The parameter to each aggregate function is an expression with access to all matched events, just like the ones used in FILTER.

MATCH ANY AS a, ANY AS b
AGGREGATE stddev(a.payload - b.payload) AS payload_diff_stddev

You can also do computations with the results of multiple aggregations:

MATCH ANY AS a, ANY AS b
AGGREGATE (min(a.payload) - min(b.payload)) / 2 AS min_payload_avg

# Aggregate functions

  • count(): Count the number of results. Unlike the other aggregates, this one doesn't have an expression argument.
  • min(...), max(...): Compute the minimum or maximum value of the expression.
  • sum(...), mean(...): Compute the sum or mean of the expression.
  • distinct(...): Return the set of distinct values taken on by the expression.
  • count_distinct(...): Return the number of distinct values taken on by the expression.
  • variance(...), stddev(...): Calculate the variance or standard deviation of the expression.

# Extended query structures

The basic MATCH/FILTER/AGGREGATE query form is the core of all trace queries. However, there are some extensions to this syntax available.

# NEVER MATCH queries

Regular modality queries are great for specifying what should happen. But what if you want to specify what shouldn't happen? NEVER MATCH queries do the job.

NEVER MATCH supply_sample_voltage@expensive_sensor AND payload > 1.25

You can prepend NEVER to any query that doesn't use aggregation to invert its meaning.

  • When you execute a NEVER MATCH query with the modality check command, it does what you'd expect: if modality can't find the thing that shouldn't exist, the check succeeds. Otherwise, it fails.

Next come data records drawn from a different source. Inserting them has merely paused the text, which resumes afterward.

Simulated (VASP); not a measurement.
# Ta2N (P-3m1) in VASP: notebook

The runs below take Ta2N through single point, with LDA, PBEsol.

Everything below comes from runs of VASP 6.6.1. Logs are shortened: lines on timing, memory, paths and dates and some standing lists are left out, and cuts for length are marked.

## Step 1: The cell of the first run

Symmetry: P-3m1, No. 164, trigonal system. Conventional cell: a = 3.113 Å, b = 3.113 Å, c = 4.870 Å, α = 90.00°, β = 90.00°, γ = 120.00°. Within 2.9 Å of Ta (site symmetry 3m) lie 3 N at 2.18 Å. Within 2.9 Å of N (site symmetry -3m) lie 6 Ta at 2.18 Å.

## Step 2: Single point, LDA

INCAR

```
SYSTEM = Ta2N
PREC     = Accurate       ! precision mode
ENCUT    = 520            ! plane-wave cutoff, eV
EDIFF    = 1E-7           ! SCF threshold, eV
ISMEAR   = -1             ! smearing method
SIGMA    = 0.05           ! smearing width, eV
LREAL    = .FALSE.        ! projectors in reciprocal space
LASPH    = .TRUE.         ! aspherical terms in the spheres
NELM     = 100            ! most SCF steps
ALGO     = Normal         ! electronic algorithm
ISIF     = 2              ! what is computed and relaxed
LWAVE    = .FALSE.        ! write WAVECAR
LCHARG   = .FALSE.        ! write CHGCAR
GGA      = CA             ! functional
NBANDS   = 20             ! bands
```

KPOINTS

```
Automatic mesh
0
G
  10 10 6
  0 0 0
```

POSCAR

  • When you execute a NEVER MATCH query with the modality query, command, a single synthetic query result is returned, where the success label is bound to the value true or false.

# FOR ALL queries

It is common to think of system specification in terms of conditionals: "if this thing occurs, then that other thing should respond in this way." You can verify these behaviors with Modality by using the FOR ALL query structure.

FOR ALL this_thing@over_here AS antecedent
MATCH antecedent -> that_thing@over_there AS consequent

This will start by looking for all the different antecedent events. For each of those, it will check that there's a consequent event which follows it. If there isn't, the query failures.

There are two logical sections to these queries, the FOR ALL part, and the MATCH part. You can put a whole query in each of them (except for AGGREGATE), allowing for very sophisticated antecedents and consequents. Any event labels declared in the MATCH section of the antecedent may be used in the consequent.

In addition to FOR ALL / MATCH, you can also do FOR ALL / NEVER MATCH.

Execution of FOR ALL queries works the same as NEVER queries, described above.

# Mutation preconditions

When injecting mutations into a SUT using the modality mutate command, or in an automated fashion using an objective you can specify when then mutation should be injected as a 'mutation preconditon' query. This is a special form of a trace query that has limited features, as it is executed dynamically by the Modality Probe as the events are logged.

  • Each event predicate must specify both an event and a probe, either by id or by name.

  • Each event predicate may specify up to two constraints on the event's payload, as a comparision with a constant value. These must be ANDed together.

  • No other event predicate structures are allowed.

  • Only FOLLOWED BY relationships are supported, without any extra constraints.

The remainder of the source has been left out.